The second thing the government should do is move the capital out of Bangkok - immediately, right now, decamp. Set up shop instead in a temporary administrative center some place further north of Bangkok; maybe Chiang Mai or Nakhon Savan.

In 2005 the generals who rule neighboring Myanmar surprised and puzzled the world by moving their administrative capital out of Yangon to the interior, creating a new capital city called Napyitaw. The junta did not deign to explain the reasons for the move. It was assumed that they felt safer from the threat of popular demonstrations in their new fortress capital than in Yangon. Maybe they were on to something.

Moving Thailand's capital into the heartland of the opposition might be seen as a sign of confidence and, if nothing else, it would outflank any move by the opposition should it try to set up an alternative capital in the north as a prelude to outright civil war.

It is fair to say that millions of ordinary Thai people loathe Bangkok. You could see that in the way they torched buildings in the wake of the army assault. Probably there are many who would dearly love to see the city totally burned to the ground, like ancient Ayutthaya. For many, Bangkok is the Great Satan, the symbol of everything they think is oppressive about their country.

Thailand has had several capitals since a distinct Siamese identity emerged about 1,200 years ago. Bangkok has been the seat of government for only a little more than 200 of those years after the Burmese captured and razed the former capital at Ayutthaya.

There was a time, back in the 1970s, when the government considered moving some of the government ministries around the country, including locating some in Hua Hin. In parts of the small resort city one can still see spaces that were demarked for future government buildings and are only now being replaced by housing developments.

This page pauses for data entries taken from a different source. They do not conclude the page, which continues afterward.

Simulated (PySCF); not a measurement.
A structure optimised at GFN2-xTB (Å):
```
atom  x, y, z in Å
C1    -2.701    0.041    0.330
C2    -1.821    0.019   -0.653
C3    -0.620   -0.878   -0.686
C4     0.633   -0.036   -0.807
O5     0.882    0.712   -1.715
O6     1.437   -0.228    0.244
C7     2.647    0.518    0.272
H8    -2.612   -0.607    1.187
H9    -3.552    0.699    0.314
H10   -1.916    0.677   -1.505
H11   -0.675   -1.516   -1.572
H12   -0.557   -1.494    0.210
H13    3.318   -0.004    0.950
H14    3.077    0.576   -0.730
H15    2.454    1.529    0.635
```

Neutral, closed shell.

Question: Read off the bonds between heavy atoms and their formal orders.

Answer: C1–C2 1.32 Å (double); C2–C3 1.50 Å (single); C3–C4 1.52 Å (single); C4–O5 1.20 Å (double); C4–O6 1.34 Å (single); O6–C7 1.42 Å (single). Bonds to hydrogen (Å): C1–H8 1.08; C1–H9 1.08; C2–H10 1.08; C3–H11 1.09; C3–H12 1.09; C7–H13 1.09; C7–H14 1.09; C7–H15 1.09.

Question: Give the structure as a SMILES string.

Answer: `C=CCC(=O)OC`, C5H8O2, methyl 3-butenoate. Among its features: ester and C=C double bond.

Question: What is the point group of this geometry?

The government might move the capital back to the heartland of old Siam, around the ancient cities of Sukhotai or Phitsanulok. Or, it could take a leaf from some other countries, such as Brazil, that have built a brand new capital away from the coast to the interior to spur development of impoverished regions. That might mean building an entirely new capital in the northeast, a region known as the Isan.

One can imagine that the infrastructure expenditures that would come with the building of an entirely new administrative center somewhere in the heart of the Isan might stimulate the local economy and go a long way to ameliorating the grievances that the local population holds against Bangkok and the people who live there.

Bangkok could remain, as it is today, the commercial capital of the country, a magnet for tourism and possibly also the royal capital for ceremonies and processions.

At the moment, the two forces in Thailand seem to have fought each other to a standstill. Moving the capital, or even threatening to move the capital, might be a game-changer. In any case, the government would have a lot better reason to do it than the generals did in Burma.